Edinburgh 2013: Liam Williams - A comedian of existential introspection

If the hero of John Osborne's Look Back In Anger, Jimmy Porter, had ever performed stand-up, he'd look and sound a bit like Liam Williams. Similarly deracinated and disillusioned, Williams sets out to extricate himself from the restrictions of a lower middle class upbringing and thereby express his dissatisfaction with the world as a whole.
Merely performing stand-up is not enough - "I didn't get to comedy to have more conversations on equal terms" is his superb put-down of audience banter.
Williams' deadpan, workmanlike and earnest persona is furnished with numerous lines of a similarly sublime quality. "My neighbours piss me off... Their wi-fi signal is so weak" scorns the 25-year-old, as he builds up to more fundamental disillusionment with human failings.

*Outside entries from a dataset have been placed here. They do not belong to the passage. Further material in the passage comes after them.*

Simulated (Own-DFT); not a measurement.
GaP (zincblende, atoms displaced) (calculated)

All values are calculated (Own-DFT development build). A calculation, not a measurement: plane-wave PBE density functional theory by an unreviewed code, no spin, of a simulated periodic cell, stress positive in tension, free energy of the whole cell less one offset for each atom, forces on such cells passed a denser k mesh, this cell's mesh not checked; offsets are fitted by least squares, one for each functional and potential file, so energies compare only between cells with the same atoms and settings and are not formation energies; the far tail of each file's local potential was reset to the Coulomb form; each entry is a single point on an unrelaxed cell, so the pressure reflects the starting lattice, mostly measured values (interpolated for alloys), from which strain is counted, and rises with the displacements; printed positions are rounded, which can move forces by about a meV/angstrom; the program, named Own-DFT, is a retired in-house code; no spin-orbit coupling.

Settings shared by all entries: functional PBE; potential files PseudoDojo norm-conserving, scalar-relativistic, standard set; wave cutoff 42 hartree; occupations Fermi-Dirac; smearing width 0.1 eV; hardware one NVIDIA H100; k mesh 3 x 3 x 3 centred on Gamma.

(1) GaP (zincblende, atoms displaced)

A gimmick-free debut hour of Williams, one-third of the sketch group Sheeps, would have been a big ask of the audience, let alone the performer. Nonetheless, the comedy tropes he introduces, including extracts from a novel and his idea for a television show (a documentary in this case), sometimes restrict, rather than encourage, his existential introspection. Similarly his use of Venn diagrams, a favourite of lo-fi comedy, is a familiar ruse, even as he takes a more sideways look at them.
There is little argument to be had, however, when it comes to acknowledging that Wiliams' solo effort has brought with it a fresh voice, and a persona pliable enough to thrive in various media, not just on stage.